Unless Secretary of State Husted (who still has until Monday, I believe) somehow invalidates the signatures submitted by “We Are Ohio,” it looks like we’re in the petition signature business game.

This morning, Ohio Attorney General Mike DeWine certified that the that summary language submitted by the “We Are Ohio” campaign is sufficient:

On April 4th, 2011 two petitions were filed with the Attorney General’s Office and the Secretary of State. The proposals submitted were informally titled "Short" and "Long." After reviewing the summaries, Attorney General DeWine issued two separate letters certifying the Short Version Summary and rejecting the Long Version Summary.

"The Office’s explicit statutory duty is to determine whether the submitted summary ‘is a fair and truthful statement of the measure to be referred,’" DeWine stated in his letter certifying the Short Version Summary language. "Without passing upon the advisability of the approval or rejection of the measure to be referred…I hereby certify that the summary is a fair and truthful statement of the proposed referendum concerning Am. Sub. S.B. 5 of the 129th General Assembly."

In rejecting the Long Version Summary language, Attorney General DeWine stated, "The summary, though greatly condensed at 28 pages, is still far too lengthy and detailed to be considered a short and concise summing up of the matter to be referred.  For this reason, I am unable to certify the proposed Long Version Summary of the Petition."

So much for the theory espoused by some that DeWine would seek to delay certification of the referendum as long as possible, huh?

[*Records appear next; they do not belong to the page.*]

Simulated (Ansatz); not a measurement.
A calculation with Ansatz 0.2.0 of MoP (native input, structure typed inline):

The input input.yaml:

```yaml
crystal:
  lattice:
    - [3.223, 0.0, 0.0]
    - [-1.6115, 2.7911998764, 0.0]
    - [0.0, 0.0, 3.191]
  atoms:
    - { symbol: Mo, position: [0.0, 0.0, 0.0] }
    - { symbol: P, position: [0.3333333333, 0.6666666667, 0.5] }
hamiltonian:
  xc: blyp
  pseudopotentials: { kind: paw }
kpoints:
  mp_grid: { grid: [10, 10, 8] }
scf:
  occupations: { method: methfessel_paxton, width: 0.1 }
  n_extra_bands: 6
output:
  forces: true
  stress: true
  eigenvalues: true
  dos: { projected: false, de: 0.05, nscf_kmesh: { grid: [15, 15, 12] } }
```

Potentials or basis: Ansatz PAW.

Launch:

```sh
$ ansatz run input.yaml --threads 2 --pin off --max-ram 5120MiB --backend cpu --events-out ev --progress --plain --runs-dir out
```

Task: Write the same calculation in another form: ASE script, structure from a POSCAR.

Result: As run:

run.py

[UPDATE:]  Secretary of State Jon Husted has certified the signatures for the same “short form” petition that was certified by Attorney General Mike DeWine:

Secretary of State Jon Husted today certified that We Are Ohio, the group seeking a state referendum on Senate Bill 5, has met the initial 1,000-signature requirement on each of the two petitions they filed to qualify for the November 2011 ballot. Petitioners collected 2,835 signatures for the short version of the petition, of which 2,506 were deemed valid, and 2,866 for the long version of the petition, of which 2,517 were deemed valid. The Secretary also approved the full text of the law submitted with the signatures.

The “short form” petition had a success rate of 88% of valid signatures/submitted signatures.  That’s actually a remarkably high rate for a petition.  With the approval of both the Secretary of State and Ohio Attorney General, all that remains to get SB 5 on the ballot is getting the over 230,000 valid signatures to the Secretary of State’s office by the end of June.

[UPDATE II:]  The Dispatch says the “We Are Ohio” campaign is claiming that more than 10,000 Ohioans have signed up to circulate the petitions, which results in this math:

231,000 valid signatures needed/10,000 petition circulators= 24 valid signatures per circulator

What are the odds that SB 5 is on the ballot this November?  (Pretty damn good.)